Time and time again when talking to football fans from around the UK I hear the same old cry; why don’t English teams win more European competitions? Because they don’t, it gives those with a certain agenda cause to say that the English Premier League is not as strong as we think it is. I disagree, but our teams are handicapped for sure.
Let’s get through some figures to back this up. We aren’t talking about specific teams here, but the league as a whole. In the current transfer market for example, the top four’s most valuable players in the world are Lionel Messi, Cristiano Ronaldo, Gareth Bale and Neymar. They all play in Spain of course. In fact they all play for Real and Barca. However, give or take a few million here and there, players in the Premier League are worth a combined £3.3billion. Compare this to La Liga’s £2.5billion or Serie A and Bundesliga’s £2.1billion and you can see that we are way out in front. This doesn’t mean we necessarily have the best individuals in the world, at least not any more, but it does mean though that we definitely have the deepest and strongest league of 20 teams and by some distance.
So how does what I’ve written here affect English clubs’ performance in the top European competitions? Surely if our league is that tough and strong it prepares Premier League sides perfectly for a battle against the continent’s best? Apparently not. But why? My theory is that, although as fans we all whine and complain that these overpaid pansies should be able to play as much as we want them to play for the money we pay, it simply isn’t realistic. They are sportspeople. They train and play hard and the human body can only take so much.
Our domestic schedule, and I’m not talking about playing games at Christmas or over bank holiday weekends which I’m all in favour of, is gruelling. In Spain, the two Madrid teams and Barcelona already have very valuable squads with top individual players as mentioned above. The bonus however is that as they are so far ahead of their competition domestically that frankly they find a lot of games easy. It’s not that they can rest players; it’s that the effort put in against relatively weak competition in a slower paced game simply does not take their body to the limits. In La Liga, a top side can roll someone over 6-0 without breaking a sweat, then play a Copa Del Rey game against complete third rate opposition and do it again without taking a risk on the top players. Before you know it, you’re top of the league and into the quarter-finals of your domestic cup. You then go into your crucial Champions League or Europa League tie not exerted mentally and certainly not at breaking point physically.

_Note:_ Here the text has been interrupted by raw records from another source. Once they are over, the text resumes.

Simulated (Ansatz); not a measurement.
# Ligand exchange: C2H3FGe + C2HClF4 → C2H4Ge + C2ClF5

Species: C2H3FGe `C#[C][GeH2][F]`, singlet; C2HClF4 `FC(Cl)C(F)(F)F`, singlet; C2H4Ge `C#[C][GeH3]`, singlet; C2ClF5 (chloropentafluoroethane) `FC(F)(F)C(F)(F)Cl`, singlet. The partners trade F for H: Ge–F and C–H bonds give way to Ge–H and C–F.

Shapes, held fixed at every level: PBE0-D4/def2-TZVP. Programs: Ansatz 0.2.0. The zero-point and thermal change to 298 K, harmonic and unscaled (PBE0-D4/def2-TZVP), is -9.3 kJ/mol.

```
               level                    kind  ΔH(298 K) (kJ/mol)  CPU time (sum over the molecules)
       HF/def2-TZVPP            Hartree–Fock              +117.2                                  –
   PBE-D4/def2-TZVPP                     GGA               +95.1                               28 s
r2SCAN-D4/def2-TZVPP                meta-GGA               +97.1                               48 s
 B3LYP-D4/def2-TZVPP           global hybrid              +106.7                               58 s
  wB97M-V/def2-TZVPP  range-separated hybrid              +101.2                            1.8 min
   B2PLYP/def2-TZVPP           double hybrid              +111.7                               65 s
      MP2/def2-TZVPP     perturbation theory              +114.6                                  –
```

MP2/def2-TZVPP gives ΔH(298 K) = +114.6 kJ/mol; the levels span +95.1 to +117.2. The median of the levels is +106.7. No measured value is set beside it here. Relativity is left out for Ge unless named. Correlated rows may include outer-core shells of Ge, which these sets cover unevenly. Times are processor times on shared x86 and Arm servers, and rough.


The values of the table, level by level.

Meanwhile, in England, you play the team currently sitting in the lower-bottom half but it dawns on you they have a squad more valuable than Spain’s top 8 and with some bloody good players who “wanted to test themselves in the Premier League”. It takes all of your concentration and energy to get a result. Sometimes you don’t even get a result. It’s Ok though, it’s the League Cup on Tuesday. Ah, an extra competition they don’t have in Spain. Well, its fine, we just won’t play all of the first team boys, only some of them. Anyway, surely the competition will be easy if we draw someone from the next league down? Well, the English Championship is so well supported it can challenge Ligue 1 in France, Serie A in Italy and the Eredivisie in the Netherlands. In terms of the value of squads in the Championship, it’s as good as Portugal’s Primera and better than the top leagues in Ukraine, the Netherlands and Greece. Draw a Blackburn, Forest, Middlesbrough, Derby etc and don’t count on an easy game.
Back to that incredibly tough league, then the same dilemma in the F.A. Cup. Back to the league….you get the picture. Then, after all that, when our teams then have to go and play in Europe frankly they are shattered! Our league system is one to be hugely proud of. Here, we have 20 Premier League teams every year who can perform to a high physical standard and another 5 or 6 waiting in the wings of the Championship. The competition is so deep; there are no easy games and virtually no chance for our teams to enter a European fixture at 100% fitness.
Given how much we love our leagues there’s no way we can, or should, make them easier. We will only be winning European trophies regularly when we learn that Spain has mastered the simple art of player exchange. In recent times many a big name has crossed from La Liga to the Premier League or vice-versa. There have been some wins for English clubs, Sergio Aguero being an obvious one, but most are questionable and in general the Spanish are winning that particular battle.
Manchester City, English champions no less, are not the same side without Yaya Toure or David Silva. These are two good players, no question. However, they, along with Jesus Navas, left Spain for England without the big Spanish teams wishing to play them in their side. No matter how much you think of that trio, the brutal fact is that they were not considered good enough by Real and Barca. Mesut Ozil and even Angel Di Maria were considered surplus. As was Cesc Fabregas. When Juan Mata and David Villa were tearing up defences together in Valencia, Barcelona broke their backs to make sure they secured Villa’s services. Mata? No thanks. He went to England. Negredo, Soldado, there’s more. Not only were the big two in Spain passing on these players but over a course of time they bought back Pique, brought over Ronaldo and Bale and even signed the Count himself, Luis Suarez. These were not players that their English employers could easily afford to lose. In fact in the case of those last three they were their respective clubs’ best players and arguably best in the league at the time.
Is our league a competitive beast to be proud of, or is it just a European suicide mission? Our clubs are competing in triathlons before Champions League games while the others are running in 100-metre sprints. Until English clubs can learn to get tough with their contracted players and their suitors as well as stop being tempted by players deemed not good enough to play for their main European rivals they will never wrestle control from Spain. And we haven’t even started on Bayern Munich yet!